Codes and Standards Fire fighting Safety / Loss Prevention

Water mist fire protection systems (NFPA 750)

The relationship between drop size distribution and extinguishing capacity of a water mist is not straight-forward. As a general guideline however, very fine particles enhance heat absorption and generation of water vapor, since as the droplet diameter decreases, the droplet reaction surface per liter of water increases significantly.

By definition, water mist is a water spray for which the 99% of the total volume of liquid (Dv0.99) is in droplets of diameter smaller than 1000 microns at the minimum design operating pressure of the water mist nozzle.

Picture 1 - Typical water mist nozzle

Major uses water mist spray

Properly designed water mist spray systems can be effective on both liquid fuel (Class B) and solid fuel (Class A) fires. Experiments have shown that that droplets smaller than 400 microns are effective for extinguishment of Class B fires, whereas larger droplet sizes are effective for Class A combustibles.

Categories of water mist systems

Water mist systems generally fall in three (3) categories:

- low pressure systems: the distribution piping is subject to pressures of 12.1 bar (175 psi) or less.
- intermediate pressure systems: the distribution piping is subject to pressures ranging between 12.1 bar (175 psi) and 34.5 bar (500 psi).
- high pressure systems: the distribution piping is subject to pressures of 34.5bar (500 psi) or greater.

Similar to other systems, dry-pipe water mist systems, wet-pipe water mist systems, deluge water mist systems as well as preaction-type water mist systems are available.

Limitations of water mist spray systems

Water-mist spray systems shall not be used for protecting materials, which when in contact with water, either react violently or produce hazardous byproducts. Materials for which the use of water-mist systems must be avoided are the following:

- reactive metals such as lithium, sodium, potassium etc.
- metal amides and alcoxides.
- carbides, halides, hydrides, oxyhalides.
- silanes, sulfides, cyanates.
- liquified gases at cryogenic temperatures like liquified natural gas.

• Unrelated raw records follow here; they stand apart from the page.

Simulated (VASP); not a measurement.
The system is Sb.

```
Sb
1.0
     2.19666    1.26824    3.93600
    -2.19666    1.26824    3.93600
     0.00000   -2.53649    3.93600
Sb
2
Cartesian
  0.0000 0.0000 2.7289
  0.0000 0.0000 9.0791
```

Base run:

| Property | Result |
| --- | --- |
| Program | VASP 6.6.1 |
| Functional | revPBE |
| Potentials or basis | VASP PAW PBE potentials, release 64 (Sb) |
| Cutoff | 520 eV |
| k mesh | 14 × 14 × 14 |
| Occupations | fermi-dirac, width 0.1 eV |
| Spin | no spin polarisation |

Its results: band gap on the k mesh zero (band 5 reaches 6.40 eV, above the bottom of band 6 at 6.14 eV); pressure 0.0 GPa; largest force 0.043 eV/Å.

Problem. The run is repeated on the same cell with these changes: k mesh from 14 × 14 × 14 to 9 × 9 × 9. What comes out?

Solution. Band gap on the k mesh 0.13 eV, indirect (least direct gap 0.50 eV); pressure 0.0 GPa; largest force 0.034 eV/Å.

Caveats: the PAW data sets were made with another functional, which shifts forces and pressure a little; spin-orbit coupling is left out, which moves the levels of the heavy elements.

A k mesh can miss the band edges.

Components of water mist systems

The use of either seamless copper tubes or stainless tubes is allowed for low pressure systems. For low pressure systems, use of screwed (threaded) fittings shall be limited only to pipe sizes smaller or equal to 2 inches.

For intermediate and high pressure systems, all piping will have to be in accordance with ASME B31.1 Power Piping Code. Screwed connections shall comply with ANSI B1.20.1

A test connection shall be provided at the most hydraulically remote point on the water mist system.

For more information for other system components like hangers, valves, strainers, nozzles, pumps, instruments, detection, actuation (unless manual-only actuation is allowed by the Authority Having Jurisdiction, only automatic actuation has to be used) , alarm and control systems etc, user is kindly requested to consult NFPA 750 in more detail.

Water mist system design

Every water mist system shall have at least one automatic water supply. A minimum 30 minutes duration of discharge needs to be taken into consideration, unless other more strict requirements need to be fulfilled.

An extra supply (reserve supply ) of extinguishing agent (including additives andatomizing medium, if used) connected to feed into the automatic system should be considered for all installations. The reserve supply is normally actuated either manually, electrically or pneumatically.

Water mist system testing

Hydrostatic tests

For low pressure systems, hydrotests will have to be carried out as follows:
- for system working pressure less or equal to 10.4 bar (150 psi), all system piping and interconnected appurtenance shall be subject to a hydrostatic test of 13.8 bar (200 psi) for 2 hours
- parts of systems or systems subject to working pressures over 10.4 bar (150 psi) shall be tested at a pressure of 3.5 bar (50 psi) over the working pressure.

Intermediate as well as high pressure systems shall be hydrostatically tested to 1.5 times the working pressure for 10 minutes, followed by 110 minutes at the working pressure without pressure loss in compliance with the ASME B31.1 code.

Air tests

For dry and preaction systems, an air pressure leakage test at 2.8 bar (40 psi) shall be held for 24 hours besides the standard hydrostatic test.Any leakage leading to a pressure loss in excess of 0.1 bar (1.5 psi) during the 24 hours period shall be rectified.